RS: I think of the Lemann Brothers as the patron saints of my book. Reading their works was one of the original inspirations for writing my book, because they took on very much the same role I am attempting, that of illustrating the integral relationship between Judaism and the Catholic Faith and illuminating one with the other.

The Lemann Brothers were twin brothers, born to a wealthy family of merchants living in Lyon, France and orphaned at an early age. They were raised by relatives, and at the age of eighteen, they were baptized together into the Catholic Church, having come to the Faith through seeing the charity and love in Christians, then reading the Scriptures and coming to the conclusion that Jesus Christ was exactly who the Christians said he was: the Jewish Messiah.

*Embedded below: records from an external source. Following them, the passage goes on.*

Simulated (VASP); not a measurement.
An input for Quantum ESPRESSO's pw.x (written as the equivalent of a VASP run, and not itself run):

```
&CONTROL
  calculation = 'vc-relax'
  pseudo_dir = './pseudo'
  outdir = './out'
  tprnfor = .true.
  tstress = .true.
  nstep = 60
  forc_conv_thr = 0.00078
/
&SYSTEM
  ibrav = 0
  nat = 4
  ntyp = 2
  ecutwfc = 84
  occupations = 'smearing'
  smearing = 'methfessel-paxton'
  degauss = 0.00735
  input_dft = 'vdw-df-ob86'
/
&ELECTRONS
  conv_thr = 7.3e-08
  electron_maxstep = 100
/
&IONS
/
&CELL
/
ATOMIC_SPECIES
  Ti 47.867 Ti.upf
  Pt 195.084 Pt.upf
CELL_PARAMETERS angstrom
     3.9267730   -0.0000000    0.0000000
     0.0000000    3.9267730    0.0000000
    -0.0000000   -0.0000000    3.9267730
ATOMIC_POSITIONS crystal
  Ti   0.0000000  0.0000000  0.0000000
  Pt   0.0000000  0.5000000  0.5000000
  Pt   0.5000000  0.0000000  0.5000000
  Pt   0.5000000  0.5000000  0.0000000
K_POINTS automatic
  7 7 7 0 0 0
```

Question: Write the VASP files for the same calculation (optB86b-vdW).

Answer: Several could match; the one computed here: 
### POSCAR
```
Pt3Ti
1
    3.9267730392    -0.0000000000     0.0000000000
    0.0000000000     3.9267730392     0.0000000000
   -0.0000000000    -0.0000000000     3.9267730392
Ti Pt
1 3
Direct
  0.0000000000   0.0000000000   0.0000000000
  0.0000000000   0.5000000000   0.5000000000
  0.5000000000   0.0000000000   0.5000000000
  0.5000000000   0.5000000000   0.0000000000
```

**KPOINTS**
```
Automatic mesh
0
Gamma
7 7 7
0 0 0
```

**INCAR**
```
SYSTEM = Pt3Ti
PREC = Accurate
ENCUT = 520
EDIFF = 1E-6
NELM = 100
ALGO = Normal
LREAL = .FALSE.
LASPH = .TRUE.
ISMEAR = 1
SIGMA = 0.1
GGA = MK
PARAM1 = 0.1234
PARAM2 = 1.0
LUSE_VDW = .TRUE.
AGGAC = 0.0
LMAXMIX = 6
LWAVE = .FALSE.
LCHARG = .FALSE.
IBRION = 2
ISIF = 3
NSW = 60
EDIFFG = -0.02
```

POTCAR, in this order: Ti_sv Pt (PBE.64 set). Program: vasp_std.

They were persecuted terribly by their family. They actually had to flee Lyon to escape the wrath of the family. Eventually, they became priests and canons of the Church. They each had very active apostolates. Between them, they wrote over 150 books, started orphanages, a home for the deaf, schools, and even religious communities.

They were very friendly with Pius IX and participants at the First Vatican Council. At the Council, with the Holy Father's approval, they circulated a Postulatum, which is essentially a petition that either gets approved or rejected by the bishops of the Council, formally inviting the Jews to join the Church. This Postulatum was signed by virtually all of the bishops at the First Vatican Council, and it was approved by the Pope. It was not formally pronounced by the Church because a war intervened and prematurely terminated the First Vatican Council. The only reason that it didn't have even more Bishops' signatures is that the Lemann Brothers, out of deference to Pius IX, stopped collecting signatures when the Postulatum had as many as the Decree for Papal Infallibility, because they didn't want it to be more overwhelmingly approved than Papal Infallibility.

SC: How do you view the Spanish Inquisition?

RS: Again, the facts of Spanish Inquisition are misunderstood and, at times, intentionally misrepresented to calumnize the Catholic Church. For instance, it often comes as a surprise to Jews when it is pointed out, absolutely correctly, that the Inquisition never asserted any authority over Jews at all, but only over Christians, and never — not once — persecuted a Jew as a Jew. Unfortunately, at the time of the Inquisition many Jews in Spain were pretending to be Catholic, in part as the result of a government decree expelling all Jews from Spain in 1492. It was the role of the Inquisition to protect the Church from heresy and heretics — a role which we still see some need for today ! — and thus Jews who were only pretending to be Catholic, while maintaining their Jewish faith and practices in secret, were legitimate targets for investigation.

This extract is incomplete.